A.I.R. Gallery: A Spacetime Continuum, Dena Muller (2008)

Most people know A.I.R. Gallery for the flare it sent out over the art world in the early seventies. By combining the structure of an artists’ cooperative with feminism to create an alternative gallery for women artists in the epicenter of New York’s increasingly market-driven art scene, the gallery garnered early critical and public attention.
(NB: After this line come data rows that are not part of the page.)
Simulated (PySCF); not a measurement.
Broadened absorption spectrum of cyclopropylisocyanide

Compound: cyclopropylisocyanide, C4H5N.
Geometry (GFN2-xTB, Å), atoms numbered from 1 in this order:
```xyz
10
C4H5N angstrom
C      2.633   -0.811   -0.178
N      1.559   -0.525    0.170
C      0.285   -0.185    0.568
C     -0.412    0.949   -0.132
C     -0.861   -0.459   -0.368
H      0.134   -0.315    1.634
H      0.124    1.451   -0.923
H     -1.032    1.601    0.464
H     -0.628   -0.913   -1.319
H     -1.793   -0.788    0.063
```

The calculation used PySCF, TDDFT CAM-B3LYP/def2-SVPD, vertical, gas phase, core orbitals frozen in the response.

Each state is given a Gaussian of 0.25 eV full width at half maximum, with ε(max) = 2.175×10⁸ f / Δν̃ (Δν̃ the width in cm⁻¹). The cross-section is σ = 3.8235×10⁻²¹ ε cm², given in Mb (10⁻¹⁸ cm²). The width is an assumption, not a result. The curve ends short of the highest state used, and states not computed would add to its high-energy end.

While everyone loves a good founding story and feminism rightfully demands an accurate telling of credit where credit is due, what is most remarkable about A.I.R., these many years later, is that it is open today and largely unchanged in its core mission: to support individual artists through feminism’s collaborative approach. What are we to make of that? That women artists still don’t experience unfettered professional equality? (Unfortunately, yes, especially when you examine commercial trends.) That artists are still drawn to a peer-group, collective-management model that protects the voice of the artist in the din of the market? (Interestingly, yes.) That A.I.R.’s founding mission and structure had a certain simplicity and directness that guaranteed its longevity? (Unexpectedly, 36 years later, yes.)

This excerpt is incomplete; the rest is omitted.